Sarah and Nikolai share a longstanding interest in theatre. For Sarah, it began at the age of three when she was cast in a Toronto production of Miss Saigon. After that, watching theatre and live performance became a large part of her early education.
Growing up in Moscow, Nikolai’s parents introduced him to the lively theatre scene at the age of five. While pursuing his architecture degree at SALA, he discovered the broader reach of architecture and made the connection with theatre and set design.
A model of the set for Les Belles-soeurs.
Sarah sees the similarities and differences between architecture and set design: “Both are focused on making space and environments, but I think that the context, scale, and time frame are major factors that differentiate the two disciplines.” She enjoys the challenge of set design as it changes dramatically between directors and productions.

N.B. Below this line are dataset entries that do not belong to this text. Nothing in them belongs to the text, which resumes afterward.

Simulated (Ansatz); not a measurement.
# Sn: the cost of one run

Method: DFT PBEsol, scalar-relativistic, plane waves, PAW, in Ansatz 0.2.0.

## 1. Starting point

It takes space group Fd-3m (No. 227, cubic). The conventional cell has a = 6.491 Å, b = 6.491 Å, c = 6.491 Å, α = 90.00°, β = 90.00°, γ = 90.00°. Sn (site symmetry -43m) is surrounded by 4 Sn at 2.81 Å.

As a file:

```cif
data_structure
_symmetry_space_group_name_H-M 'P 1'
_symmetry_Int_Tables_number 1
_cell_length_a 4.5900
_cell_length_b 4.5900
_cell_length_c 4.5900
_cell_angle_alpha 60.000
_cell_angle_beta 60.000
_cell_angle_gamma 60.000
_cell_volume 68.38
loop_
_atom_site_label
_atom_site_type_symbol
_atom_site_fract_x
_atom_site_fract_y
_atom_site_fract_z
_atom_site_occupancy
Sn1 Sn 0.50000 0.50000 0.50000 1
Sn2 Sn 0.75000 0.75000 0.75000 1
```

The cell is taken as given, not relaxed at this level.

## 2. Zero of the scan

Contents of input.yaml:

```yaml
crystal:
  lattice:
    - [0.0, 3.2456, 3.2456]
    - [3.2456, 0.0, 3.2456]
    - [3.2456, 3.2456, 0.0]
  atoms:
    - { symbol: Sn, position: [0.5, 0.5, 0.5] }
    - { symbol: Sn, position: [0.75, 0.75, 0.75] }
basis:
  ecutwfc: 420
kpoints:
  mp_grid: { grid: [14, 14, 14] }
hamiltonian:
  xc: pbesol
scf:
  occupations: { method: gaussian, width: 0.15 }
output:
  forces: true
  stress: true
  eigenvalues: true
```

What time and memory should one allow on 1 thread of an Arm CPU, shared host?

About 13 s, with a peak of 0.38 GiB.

Les Belles-soeurs takes place in Montréal’s Plateau Mont-Royal neighbourhood during the quiet revolution of the 1960s. Staying true to the period required Sarah and Nikolai to do a lot of research, which helped them establish the “tones and textures in the set,” says Sarah.
The play takes place entirely in a kitchen. “Usually these types [of sets] are quite static and prop heavy,” says Sarah, “but we are playing on both those elements.” Nikolai says that they are introducing elements of dreams, play, and the grotesque to “make the set dynamic and become almost another supporting character.” He also promises that there will be a few surprises that will complement the drama, but does not offer any spoilers.
Communication between the creative team on a production like Les Belles-soeurs is an exercise in collaboration: “There are a lot of ideas and elements that can easily conflict with each other,” says Sarah, “so open dialogue between departments is crucial.”
“The director and all the designers work together to tell the story using words, images, and sounds together,” says Nikolai. Sarah also enjoyed being a part of the creative team on Les Belles-soeurs and learned a lot about collaboration in the process.